The Government has decided to allow Foreign Direct
Investment (FDI) upto 51% in multi brand retail. This means that
global retailers can come to India with a local partner and set up stores in
the country. Till now FDI was not allowed in multi brand retail.
However, there were big multi brand retail outlets owned by Indian entities.
This decision is an enabling policy that will open up new windows of
opportunity to modernize the retail sector particularly for agricultural
products and the small-scale sector.
The benefits would be for all:
The farmer will
get a better price for their produce as middlemen will be removed
and retailers will buy directly from farmers. Farmers’ losses from
wastages specially in vegetables and fruits will come down.
The small scale sector will find new buyers and cheap and better quality
source for their products.
Consumers will
get better prices and greater variety from these stores. The entry of
global players will encourage existing traders and retail outlets to upgrade
and become more efficient, thereby providing better services to the consumers
as also better remuneration to the producers from whom they source their
products.
This is also one of the most effective ways to
tackle rise in food prices and inflation due to availability of food
items on lower prices.
Today India is one of the largest producers of
fruits and vegetables in the world. However 30-40% of food and vegetable
products go waste due to lack of storage and cold chain facilities. This
decision will bring in funds for investment to improve supply chain
infrastructure such as cold storage, transportation and procurement along
with bringing in investment for growth of the economy.

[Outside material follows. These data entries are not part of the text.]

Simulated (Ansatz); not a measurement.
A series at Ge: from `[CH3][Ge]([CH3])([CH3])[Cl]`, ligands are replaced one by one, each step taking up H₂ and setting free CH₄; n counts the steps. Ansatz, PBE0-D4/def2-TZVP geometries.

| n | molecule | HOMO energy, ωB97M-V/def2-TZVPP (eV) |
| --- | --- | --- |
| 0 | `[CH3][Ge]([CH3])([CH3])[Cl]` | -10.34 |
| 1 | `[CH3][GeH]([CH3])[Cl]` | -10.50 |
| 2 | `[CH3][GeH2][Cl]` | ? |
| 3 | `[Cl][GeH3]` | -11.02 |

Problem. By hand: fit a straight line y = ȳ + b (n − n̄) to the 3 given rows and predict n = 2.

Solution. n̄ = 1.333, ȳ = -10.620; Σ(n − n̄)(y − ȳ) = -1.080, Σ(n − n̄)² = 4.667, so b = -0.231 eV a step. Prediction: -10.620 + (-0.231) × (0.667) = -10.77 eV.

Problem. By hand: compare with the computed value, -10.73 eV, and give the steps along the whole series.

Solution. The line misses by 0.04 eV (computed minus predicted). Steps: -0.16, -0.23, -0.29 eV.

This will bring huge employment opportunities
in agro-processing, sorting, marketing and the frontend retail
business. As per some estimates upto 10 million jobs will be created in
coming years.
Government has provided safeguards to protect
national interest such as:
·
1. Minimum investment by
the global retailer will be $ 100 million and 50% of which will be in backend
infrastructure that will control wastage and help local farmers. Backend
infrastructure will be in or near villages and will be of immense value for
rural economy.
·
·
2. It has been made
mandatory that 30% sourcing will be done from Indian small industry. This
will promote local manufacturing, as Indian small industries will feel
encouraged to expand capacities in manufacturing thereby creating more
employment and also strengthening the manufacturing base of the
country.
·
3.These stores can be set
up only in cities with the population of more than 10 lakh. This
provision along with the requirement of master/zonal plans will make sure
that small retailers are not affected. Moreover small retailers can
benefit from sourcing their products from deep discount wholesale
cash-and-carry big retailers. This will improve quality of their
product and reduce their cost.
·
4. In order to ensure
supply to ration shops (PDS) government will have the first right to the
procurement of agricultural products. This is important from food
security point of view also.
Some people fear that big retailers will destroy
small traders by keeping low prices initially (predatory pricing).
However, Competition Commission of India will not allow this to happen.
As the policy will be implemented in only 53 cities (with population over 10
lakh) which will make it difficult for big retailers to crush
competition. In many developing countries like China, Thailand,
Indonesia, Brazil, Argentina, and Singapore, where 100% FDI is allowed, small
retailers are successfully co-existing with big retailers.
Indian labour will continue to be protected by
Indian labour law. It is an enabling policy framework. States are free
to adopt it or leave it. Those states that do not want to have FDI in retail
are free not to allow them. This is done to maintain the freedom of states in
federal structure. FDI policy does not override the existing laws governing,
trade and commerce in the country. The State Government laws and
regulations in this regard would apply as much to the foreign players as to
the establishment of any domestic businesses in the retail sector.